Back to: Financial Accounting
Welcome to another week!
This week, we’ll look at Limited Companies—a more complex and widely-used business structure. Limited companies are separate legal entities, distinct from their owners, and they are required to follow specific accounting and reporting rules.
Accounting for Limited Companies
1. What is a Limited Company?
A Limited Company (Ltd) is a business structure where the owners (shareholders) are not personally liable for the company’s debts. The liability of each shareholder is limited to the value of the shares they hold in the company.

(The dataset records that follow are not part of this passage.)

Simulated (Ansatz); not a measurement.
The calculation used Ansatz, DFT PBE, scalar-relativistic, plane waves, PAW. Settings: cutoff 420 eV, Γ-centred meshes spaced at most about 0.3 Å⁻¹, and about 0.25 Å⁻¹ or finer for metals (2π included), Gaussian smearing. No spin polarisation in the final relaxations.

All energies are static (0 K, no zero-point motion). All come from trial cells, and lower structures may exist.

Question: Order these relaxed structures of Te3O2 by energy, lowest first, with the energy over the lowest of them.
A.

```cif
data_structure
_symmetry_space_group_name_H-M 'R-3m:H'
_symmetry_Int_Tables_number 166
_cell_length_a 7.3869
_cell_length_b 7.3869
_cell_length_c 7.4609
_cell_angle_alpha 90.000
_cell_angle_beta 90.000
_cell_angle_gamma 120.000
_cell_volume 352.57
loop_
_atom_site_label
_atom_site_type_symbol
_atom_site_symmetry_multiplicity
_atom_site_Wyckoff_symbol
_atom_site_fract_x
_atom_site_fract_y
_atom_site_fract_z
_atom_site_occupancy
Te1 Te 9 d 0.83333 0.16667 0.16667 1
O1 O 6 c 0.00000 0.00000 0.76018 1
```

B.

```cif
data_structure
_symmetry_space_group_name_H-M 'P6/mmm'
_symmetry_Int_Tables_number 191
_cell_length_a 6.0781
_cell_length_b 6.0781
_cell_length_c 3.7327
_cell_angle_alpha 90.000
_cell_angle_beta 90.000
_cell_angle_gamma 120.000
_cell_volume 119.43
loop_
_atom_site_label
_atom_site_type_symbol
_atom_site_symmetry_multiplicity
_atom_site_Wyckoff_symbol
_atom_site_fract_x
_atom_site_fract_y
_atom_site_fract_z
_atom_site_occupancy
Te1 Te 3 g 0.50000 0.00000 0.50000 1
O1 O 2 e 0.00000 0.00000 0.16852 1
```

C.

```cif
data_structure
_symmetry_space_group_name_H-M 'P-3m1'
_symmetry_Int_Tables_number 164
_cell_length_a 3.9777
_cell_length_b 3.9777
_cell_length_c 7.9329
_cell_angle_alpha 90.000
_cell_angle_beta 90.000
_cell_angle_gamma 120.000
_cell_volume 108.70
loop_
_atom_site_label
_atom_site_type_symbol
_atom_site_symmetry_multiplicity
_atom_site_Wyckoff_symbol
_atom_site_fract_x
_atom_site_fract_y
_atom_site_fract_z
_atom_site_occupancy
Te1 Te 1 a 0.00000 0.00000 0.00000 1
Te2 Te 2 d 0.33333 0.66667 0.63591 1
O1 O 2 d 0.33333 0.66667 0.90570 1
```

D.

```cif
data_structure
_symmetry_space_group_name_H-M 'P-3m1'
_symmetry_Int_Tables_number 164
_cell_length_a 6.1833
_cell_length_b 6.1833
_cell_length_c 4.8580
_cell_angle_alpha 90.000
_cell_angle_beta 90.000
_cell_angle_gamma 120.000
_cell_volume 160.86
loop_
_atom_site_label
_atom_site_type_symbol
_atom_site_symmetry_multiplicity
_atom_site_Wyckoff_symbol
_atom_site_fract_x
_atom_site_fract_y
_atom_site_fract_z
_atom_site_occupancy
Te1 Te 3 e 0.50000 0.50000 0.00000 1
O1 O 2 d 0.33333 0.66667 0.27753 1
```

Key features of limited companies:
Separate Legal Entity: The company exists independently of its owners.
Limited Liability: Shareholders are not personally liable for company debts.
Shares: Ownership is divided into shares, and shareholders receive dividends based on the number of shares they own.
2. Types of Limited Companies
Private Limited Company (Ltd): A company whose shares are not available to the public. It’s typically owned by a small group of investors or family members.
Public Limited Company (PLC): A company whose shares are publicly traded on a stock exchange. A PLC is subject to stricter regulatory requirements.
3. The Accounting Structure for a Limited Company
In a limited company, the financial structure is more complex compared to a partnership or sole trader. Here are the key features of limited company accounting:
Share Capital
Limited companies raise capital by issuing shares. The initial capital is recorded in the Share Capital section of the balance sheet. There are typically two types of share capital:
Ordinary Shares: These are the most common type and give shareholders voting rights and the right to dividends.
Preference Shares: These give shareholders priority in receiving dividends but usually don’t carry voting rights.
Reserves
Companies may have retained earnings (profits not distributed as dividends) that accumulate over time and are recorded in the retained earnings reserve. This is part of shareholders’ equity in the balance sheet.
4. Financial Statements for Limited Companies
Similar to partnerships, limited companies prepare a set of financial statements, but with more detailed disclosures due to regulatory requirements.
Income Statement (Profit & Loss Statement): Shows the company’s revenues, costs, and profits.
Includes items like revenue, cost of sales, operating expenses, and profit before tax.
Tax and dividends are deducted to calculate net profit.
Balance Sheet: The balance sheet for a limited company will include:
Non-current assets: Property, plant, equipment, and intangible assets.
Current assets: Cash, inventory, and receivables.
Liabilities: Short-term and long-term debts.
Equity: Share capital and retained earnings.
Cash Flow Statement: Tracks cash inflows and outflows, as we covered previously, and helps users understand how cash is generated and spent.
Notes to the Financial Statements: These provide additional details and disclosures about the financial statements, such as accounting policies, pensions, and any contingent liabilities.
5. Example: Limited Company Financials
Let’s say XYZ Ltd has the following figures for the year:
Revenue: N500,000
Cost of Sales: N300,000
Operating Expenses: N120,000
Interest: N10,000
Tax: N15,000
Net Profit: N55,000
The Profit and Loss Account would look like this:
Description
Amount (N)
Revenue
500,000
Less: Cost of Sales
(300,000)
Gross Profit
200,000
Less: Operating Expenses
(120,000)
Operating
Profit
80,000
Less: Interest
(10,000)
Profit Before Tax
70,000
Less: Tax
(15,000)
Net Profit
55,000
The Balance Sheet or Stamenwould list assets, liabilities, and shareholders’ equity as we discussed earlier.
6. The Dividends and Retained Earnings
At the end of the year, the company may choose to pay dividends to shareholders. The decision to pay dividends is usually made by the Board of Directors, based on the company’s profits and future investment needs. The dividend paid is deducted from the retained earnings.
Example: Dividend Calculation
If Ajanlekoko and Sons Ltd has a net profit of N55,000 and the company declares a 50% dividend payout, it would distribute N27,500 to shareholders and retain the rest (N27,500) in the business.
Conclusion
In previous weeks, we explored the accounting principles and financial statements related to Partnerships, understanding how profits are shared, capital accounts are managed, and how partnerships prepare financial reports.
We focused on Limited Companies, diving into their unique financial structure, including share capital, the preparation of income statements and balance sheets, and understanding dividends and retained earnings.